A historic anthology that rediscovers—and redefines—America's poetic heritage. "The scale here is unprecedented, and the spectrum broad, inclusive and generous. The effect is breathtaking: it brilliantly illuminates the shifting substance of American Poetry." --Publishers Weekly

Between 1900 and the end of World War II, American poetry was entirely transformed, producing a body of work of worldwide influence. The first half of a projected four-volume series, American Poetry: Twentieth, Volumes I and II, gathers nearly 1,500 poems by over 200 poets.

Presented in full are some of the most influential works of this century: T.S. Eliot's The Waste Land and Hart Crane's The Bridge. In addition to generous selections from Robert Frost, Gertrude Stein, Wallace Stevens, William Carlos Williams, Marianne Moore, Langston Hughes, H.D., and Elizabeth Bishop, there are undervalued poets like Mina Loy, Witter Bynner and Louis Zukofsky, the wit of Dorothy Parker and Ogden Nash, the blues poetry of Ma Rainey and Robert Johnson, the stark classicism of Yvor Winters.

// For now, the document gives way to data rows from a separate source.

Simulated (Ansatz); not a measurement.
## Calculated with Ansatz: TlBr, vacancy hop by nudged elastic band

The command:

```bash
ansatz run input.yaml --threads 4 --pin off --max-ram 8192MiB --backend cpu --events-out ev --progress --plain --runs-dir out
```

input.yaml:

Both volumes include newly-researched biographical sketches of each poet, extensive notes, and an essay on textual selection. Headed by Geoffrey O'Brien, Editor-in-Chief of The Library of America, the advisory board for American Poetry included the distinguished poets and scholars Robert Hass, John Hollander, Carolyn Kizer, Nathaniel Mackey, and Marjorie Perloff.